I don’t know of a single living person who:
1. Claims to have reached Ramana’s state by following the method that he taught, and
2. Teaches that method.
The only person I can think of who met those criteria was Arunachala Ramana, the man who started Aham and wrote this book, but he died in 2010. (I think he probably really was in Ramana’s state.)
I mainly know about teachers who write and give talks in English, so it’s likely that I’m overlooking people who teach mostly in other languages.
Who can we add to the list?
Michael Langford perhaps?
Hi Freddie,
Gary Weber seems to have reached Ramana’s state and there is also science to back this up. Gary was part of studies.
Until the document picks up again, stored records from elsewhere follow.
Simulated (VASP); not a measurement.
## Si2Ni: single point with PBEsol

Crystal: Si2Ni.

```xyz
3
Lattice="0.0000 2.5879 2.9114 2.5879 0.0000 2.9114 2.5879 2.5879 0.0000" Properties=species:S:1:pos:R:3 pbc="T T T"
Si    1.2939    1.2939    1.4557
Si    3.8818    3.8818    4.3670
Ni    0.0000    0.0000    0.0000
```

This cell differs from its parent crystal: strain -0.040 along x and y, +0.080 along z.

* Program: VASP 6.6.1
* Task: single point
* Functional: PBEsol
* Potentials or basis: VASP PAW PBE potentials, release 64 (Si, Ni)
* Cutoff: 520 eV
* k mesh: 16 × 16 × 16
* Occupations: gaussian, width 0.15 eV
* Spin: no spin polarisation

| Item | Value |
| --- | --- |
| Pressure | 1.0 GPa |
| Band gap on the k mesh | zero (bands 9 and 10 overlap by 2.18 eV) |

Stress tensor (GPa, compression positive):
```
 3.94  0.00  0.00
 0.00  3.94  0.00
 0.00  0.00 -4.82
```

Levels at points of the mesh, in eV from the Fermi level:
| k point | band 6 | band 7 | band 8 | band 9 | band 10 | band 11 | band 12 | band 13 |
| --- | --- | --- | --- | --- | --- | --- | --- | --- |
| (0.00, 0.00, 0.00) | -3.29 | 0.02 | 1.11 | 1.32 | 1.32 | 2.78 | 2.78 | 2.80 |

https://happinessbeyondthought.blogspot.com/?m=1
In my understanding and experience there are three steps:
1) Landing in Awareness , the first glimpse of Self… you know that thinking and Awareness are different.
2. Start abiding in Awareness… it increases as we start staying in self, even during normal walks of Life. One keeps shifting between Awareness and losing to mind. As we advance moments of Awareness are more and we catch ourselves when we get lost with mind.
3. Effortless , choice less Awareness … Sahaja Samadhi…. where we are in Oneness!
There is no difference between seer and seen! The ultimate state of Being… Sahaja Samadhi.!!
In my view, second stage is where few of us are … but to reach Ramana’s stage, either needs God’s grace ( in rare cases as sudden exaltation ) and/ or incessant practice!
Nevertheless, there is no reason to prove to anyone . It’s better to spend our time to perfect that stage.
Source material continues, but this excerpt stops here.